Financing

5 bonbons from Denny's not-so-sweet quarterly update

Traffic slumped, but the family-dining stalwart offered a few aha moments in its recount of what happened.
Denny's is still committed to virtual concepts. | Photo: Shutterstock

The first quarter wasn’t a great one for the Denny’s diner chain, with domestic same-store sales falling 1.3% despite a lift of 5.5% from pricing. The figures indicate that traffic was down for the system by more than 6%. Still, management boasted to financial analysts that the venerable brand outpaced both family dining and the casual sector during the first three months of 2024.

In airing the Q1 results to Wall Street analysts, executives of the company focused on Denny’s previously disclosed strategy for weathering the times, along with the promise posed by the company’s young second concept, Keke’s Breakfast Café. The new growth vehicle also had its traffic challenges, with comps sliding 3.6% in Q1.

Sprinkled throughout the executives’ presentations were several delectable tidbits that added color to the challenges faced by Denny’s and other operators in the mid-priced market. Here’s a sampling:

There are more ways to simplify a menu than merely cutting its length. A successful effort to nudge customers away from create-your-own-type dishes delivered significant operational benefits, according to CEO Kelli Valade. Her comments suggested the diner chain will continue to lead patrons toward standardized preparations. “This helps us with order accuracy, makes servers’ lives easier and speeds up ticket times without any impact to the guest as they are always welcome to customize any order,” she told analysts.

California’s new fast-food wage isn’t just an issue for QSRs. The $20 wage was instituted this month solely for restaurants in the state that are part of big fast-food chains. Denny’s, a full-serve operation, wasn’t forced to raise its starting pay to that level. But it nonetheless raised prices there by 5% so it can afford to offer a competitive wage if necessary. To date, it’s not feeling any negatives; the retention rates for managerial and hourly personnel there have risen, according to chain officials.
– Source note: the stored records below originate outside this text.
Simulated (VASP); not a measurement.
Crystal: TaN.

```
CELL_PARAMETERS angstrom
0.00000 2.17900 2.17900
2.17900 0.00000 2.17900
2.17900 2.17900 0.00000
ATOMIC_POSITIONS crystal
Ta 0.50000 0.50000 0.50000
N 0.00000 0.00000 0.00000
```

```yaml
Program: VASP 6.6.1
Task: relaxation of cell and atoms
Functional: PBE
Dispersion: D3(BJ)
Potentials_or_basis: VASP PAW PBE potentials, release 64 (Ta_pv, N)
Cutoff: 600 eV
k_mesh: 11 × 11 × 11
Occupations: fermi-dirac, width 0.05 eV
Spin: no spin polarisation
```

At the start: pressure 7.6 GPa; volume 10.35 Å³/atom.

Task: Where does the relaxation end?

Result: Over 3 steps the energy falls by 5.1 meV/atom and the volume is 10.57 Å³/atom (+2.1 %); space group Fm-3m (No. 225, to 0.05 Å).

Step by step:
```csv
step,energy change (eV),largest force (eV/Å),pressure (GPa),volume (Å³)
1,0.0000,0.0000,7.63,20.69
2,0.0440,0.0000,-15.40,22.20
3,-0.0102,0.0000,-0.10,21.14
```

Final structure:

It sees an opportunity for full-service operations there to sell fast-food products. With quick-service burrito chains raising their prices in California to cover a $20-an-hour wage, Denny’s sees a sweetened opportunity to sell Mexican fast food out of a full-service format. Banda Burrito, the diner chain’s newest virtual concept, is being rolled into an additional 200 Denny’s stores within the Golden State, none of which are under the same inflationary pressures as local branches of Taco Bell, Chipotle or Qdoba. Price comparisons should tip decidedly in Banda’s favor.

“Our California franchisees were quick to sign up, given the perfect timing and the fit of the Banda offerings,” said Valade. She indicated that a national rollout will likely follow.

Off-premise is key to holding younger customers. Delivery and takeout delivered 21% of the diner chain’s sales in Q1, a nice bump from the 19% mix of a year ago, executives noted. Valade attributed the gain to other operators backing away from virtual concepts and otherwise de-emphasizing off-premise business. For Denny’s, she said, that channel is an important way of keeping the brand attractive to younger consumers. About 70% of Gen Z and millennial patrons ordered takeout or delivery from Denny’s in Q1, while only 40% dined within its restaurants.

“This simply means that this part of our business—though, yes, lower margin—is highly incremental and delighting a different guest,” Valade said.

The pruning of weak stores continues. Management didn’t mention during the analysts’ call that Denny’s continues to weed out weaker stores, a topic of some discussion during its prior confab with the Wall Street reps. Yet the press announcement of Q1 results indicates that 25 units were shuttered during the period. Five stores were added, for a net decline of 20 stores, lowering Denny’s total unit count as of March 27 to 1,553.  

Overall, the company posted a net profit for Q1 of $4.6 million, compared with a year-ago income of $597,000, on revenues of $52.3 million, down 2.7%.